Service Outage

Incident Report for Allotrac Status Page

Resolved

Incident Resolved.

Posted Oct 31, 2024 - 17:45 AEDT

Update

Today's outage occurred within minutes of Monday's incident, indicating a potential correlation. Our ongoing investigation has uncovered a significant surge in traffic during these incidents, which led to one of the five database servers failing and triggering a domino effect.
To ensure data integrity, we promptly initiated the restoration process, and no data loss has occurred. Further analysis is underway to prevent future disruptions and address the root cause of these traffic spikes.

At 12:10 PM the primary database cluster for Allotrac experienced an issue that caused server number 3 to crash. The cluster automatically detected that a server had crashed in a manner that could lead to data sync issues and safely disabled access to the database. This caused affected customers to lose access to Allotrac while the issue was addressed.

By 12:13 PM the Allotrac DevOps team had verified the data integrity of the remaining database cluster servers and selected server 0 to initiate an automated restoration. Due to the fact that only one server remained in-sync, the recovery process was more involved than the Monday recovery.

At 2:25 PM the automated recovery of the cluster for server 1 was completed and the Allotrac DevOps team began restoring access to affected customers.

At 3:45 PM access was safely restored to all customers

Work is still underway restoring the prior number of database servers to ensure no degradation in performance.

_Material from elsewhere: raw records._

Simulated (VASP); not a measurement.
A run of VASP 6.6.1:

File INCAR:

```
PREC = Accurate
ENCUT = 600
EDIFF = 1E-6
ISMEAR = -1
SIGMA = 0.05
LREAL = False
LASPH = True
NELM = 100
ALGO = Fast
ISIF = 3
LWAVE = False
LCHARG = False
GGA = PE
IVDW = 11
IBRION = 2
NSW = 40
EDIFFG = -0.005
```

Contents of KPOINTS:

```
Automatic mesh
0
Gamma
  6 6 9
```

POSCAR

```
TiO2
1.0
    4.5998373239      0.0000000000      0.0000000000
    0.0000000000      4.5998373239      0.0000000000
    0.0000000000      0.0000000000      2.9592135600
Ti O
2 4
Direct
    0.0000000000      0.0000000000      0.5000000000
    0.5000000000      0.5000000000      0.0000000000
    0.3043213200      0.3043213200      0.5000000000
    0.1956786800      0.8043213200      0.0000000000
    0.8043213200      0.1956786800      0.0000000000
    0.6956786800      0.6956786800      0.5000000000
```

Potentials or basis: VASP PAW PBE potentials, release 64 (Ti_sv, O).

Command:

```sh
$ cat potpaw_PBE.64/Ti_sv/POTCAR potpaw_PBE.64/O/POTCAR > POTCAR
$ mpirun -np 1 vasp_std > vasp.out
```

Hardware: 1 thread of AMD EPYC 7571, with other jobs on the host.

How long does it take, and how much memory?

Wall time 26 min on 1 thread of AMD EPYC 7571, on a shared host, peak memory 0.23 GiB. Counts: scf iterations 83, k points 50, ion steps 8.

Posted Oct 31, 2024 - 16:14 AEDT

Update

Expect periods of slowness whilst additional database servers come online

Posted Oct 31, 2024 - 15:33 AEDT

Monitoring

Service restored, monitoring performance

Posted Oct 31, 2024 - 15:16 AEDT

Update

Restoring Service

Posted Oct 31, 2024 - 14:26 AEDT

Update

Shortly commencing service restoration

Posted Oct 31, 2024 - 14:05 AEDT

Identified

The issue has been identified. We have initiated recovery

Posted Oct 31, 2024 - 12:33 AEDT

Investigating

We are currently investigating the issue

Posted Oct 31, 2024 - 12:21 AEDT

This incident affected: Web App and Database.